When you order your Holograms, Clayton does a smart thing: he emails you a PDF of the owner’s manual, which includes unboxing instructions. At 44 pounds per speaker (not counting the box and packing materials) it takes a little care and finesse to unpack the Hologram M4’s, but if you’re taller than, say, 5 feet and have decent upper body strength, you can do it all by yourself.
The owner’s manual for the M4 recommends getting at least 24 hours of warm up time on them before expending any serious effort trying to optimize their position. Once you begin to dial them in, you can install the carpet piercing spikes. My M4’s shipped with spikes only, but Clayton was happy to send me some feet with a non-abrasive, hard plastic base for my wood floors.

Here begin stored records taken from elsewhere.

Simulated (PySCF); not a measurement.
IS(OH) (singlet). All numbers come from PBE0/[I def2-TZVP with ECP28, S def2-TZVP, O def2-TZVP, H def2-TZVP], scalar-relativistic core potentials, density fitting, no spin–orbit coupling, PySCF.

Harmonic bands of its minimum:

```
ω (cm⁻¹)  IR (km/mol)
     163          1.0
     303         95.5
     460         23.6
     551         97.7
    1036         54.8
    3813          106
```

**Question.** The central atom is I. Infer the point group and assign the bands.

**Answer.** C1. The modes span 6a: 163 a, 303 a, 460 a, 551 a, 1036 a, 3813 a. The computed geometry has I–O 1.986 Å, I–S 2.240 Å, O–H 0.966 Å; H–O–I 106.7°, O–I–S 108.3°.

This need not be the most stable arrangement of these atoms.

At this point, I have the speakers toed in around 22 degrees toward the listening position, with the outside (i.e., further out) corner of each speaker about 30 inches from the wall behind them. The M4’s sit at about 9 feet from my listening position. This set up is probably less than ideal – the owner’s manual recommends either a near-field or far-field placement as shown in the diagram below, with the speaker between 18 and 36 inches from the wall behind them. The M4’s response in the 200 to 800 Hz range can also be adjusted by changing the distance between the speaker and the side wall.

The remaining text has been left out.